Ukraine18 May 2005
Pro-opposition television channel taken off air
Reporters Without Borders has protested after regional public television in Lugansk, eastern Ukraine, LOSTRC, halted programmes on pro-opposition station LOT on 14 May.
"The government is trying to silence those who think differently", the station’s chairman, Rodion Mirochnyk had said on 13 May, complaining of political harassment by the regional authorities. Valentine Dzon majority shareholder of LOT, founded in February 2004, is a pro-opposition figure.
Mirochnyk had added that he would ask the national broadcast council to adjust the air time allowed to the station by LOSTRC, with which it however had a contract until the end of 2005.
"President Viktor Yushchenko made respect for press freedom one of the priorities after his election," Reporters Without Borders said. "Closing a TV station that is close to the opposition, for whatever reason, damages pluralism of news and information."
"LOT is the second pro-opposition station to be threatened by the authorities. We hope they will in future guarantee greater transparency and fairness in the granting of licences and allocation of radio and television frequencies".
"We urge the national broadcast council to do its utmost to ensure that journalists do not become hostage to political quarrels," the worldwide press freedom organisation said.
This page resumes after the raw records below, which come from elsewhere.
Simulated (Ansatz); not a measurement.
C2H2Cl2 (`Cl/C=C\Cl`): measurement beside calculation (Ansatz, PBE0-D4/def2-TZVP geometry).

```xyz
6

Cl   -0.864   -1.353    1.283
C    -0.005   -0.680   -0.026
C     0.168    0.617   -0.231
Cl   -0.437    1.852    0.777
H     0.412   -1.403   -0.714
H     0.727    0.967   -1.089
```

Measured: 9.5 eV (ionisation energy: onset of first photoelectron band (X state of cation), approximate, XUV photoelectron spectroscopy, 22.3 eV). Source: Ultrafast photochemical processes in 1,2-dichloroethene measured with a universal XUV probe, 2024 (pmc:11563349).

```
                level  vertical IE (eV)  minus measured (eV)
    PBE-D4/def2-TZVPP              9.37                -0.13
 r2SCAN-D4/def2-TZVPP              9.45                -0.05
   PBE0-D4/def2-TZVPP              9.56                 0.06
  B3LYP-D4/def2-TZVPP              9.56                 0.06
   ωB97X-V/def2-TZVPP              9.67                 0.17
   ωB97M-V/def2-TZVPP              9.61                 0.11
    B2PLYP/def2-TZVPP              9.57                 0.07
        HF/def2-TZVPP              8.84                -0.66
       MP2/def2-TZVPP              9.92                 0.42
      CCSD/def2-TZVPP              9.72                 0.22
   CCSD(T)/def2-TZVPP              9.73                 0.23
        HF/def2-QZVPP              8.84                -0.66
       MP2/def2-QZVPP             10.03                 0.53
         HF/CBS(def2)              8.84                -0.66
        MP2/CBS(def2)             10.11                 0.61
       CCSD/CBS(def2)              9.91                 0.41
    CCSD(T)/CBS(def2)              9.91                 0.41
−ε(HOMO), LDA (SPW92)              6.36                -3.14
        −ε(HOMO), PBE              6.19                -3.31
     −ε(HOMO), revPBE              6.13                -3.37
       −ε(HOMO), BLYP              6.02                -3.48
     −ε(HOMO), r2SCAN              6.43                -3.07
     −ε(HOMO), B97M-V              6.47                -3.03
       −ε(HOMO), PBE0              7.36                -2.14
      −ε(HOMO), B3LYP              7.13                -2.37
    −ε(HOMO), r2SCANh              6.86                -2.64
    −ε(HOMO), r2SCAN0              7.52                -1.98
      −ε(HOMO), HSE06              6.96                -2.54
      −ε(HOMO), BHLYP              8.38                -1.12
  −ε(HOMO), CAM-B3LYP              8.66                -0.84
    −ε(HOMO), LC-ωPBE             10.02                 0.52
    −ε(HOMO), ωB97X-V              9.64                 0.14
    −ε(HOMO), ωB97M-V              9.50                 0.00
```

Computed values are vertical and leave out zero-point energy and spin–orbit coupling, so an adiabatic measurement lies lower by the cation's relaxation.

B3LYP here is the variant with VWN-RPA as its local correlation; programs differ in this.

Oleg Nedolsin, interim director of the regional public television, said that station’s programmes had been taken off air because of "irregularities in LOT payments, made with public funds". The station apparently benefited from extremely favourable financial arrangements and the administrative authorities are now demanding repayment of more than 25,000 euros before 23 May to extend the agreement with the LOSTRC.
The ban follows the controversial cancellation of the licence of pro-opposition national television NTN, which exposed political obstruction, on 31 March 2005. The supreme economic court on 28 April upheld the validity of the station’s licence.
The government said on 17 May that it would examine the issue of regional public media. "Several disagreeable conflicts are linked to lack of understanding about the real role of regional public TV and radio," deputy prime minister Mykola Tomenko, told Reporters Without Borders. "It is not right that 78% of regional public television and radio frequencies should be used by private companies. They are overstepping the rights that the state allowed them", he added.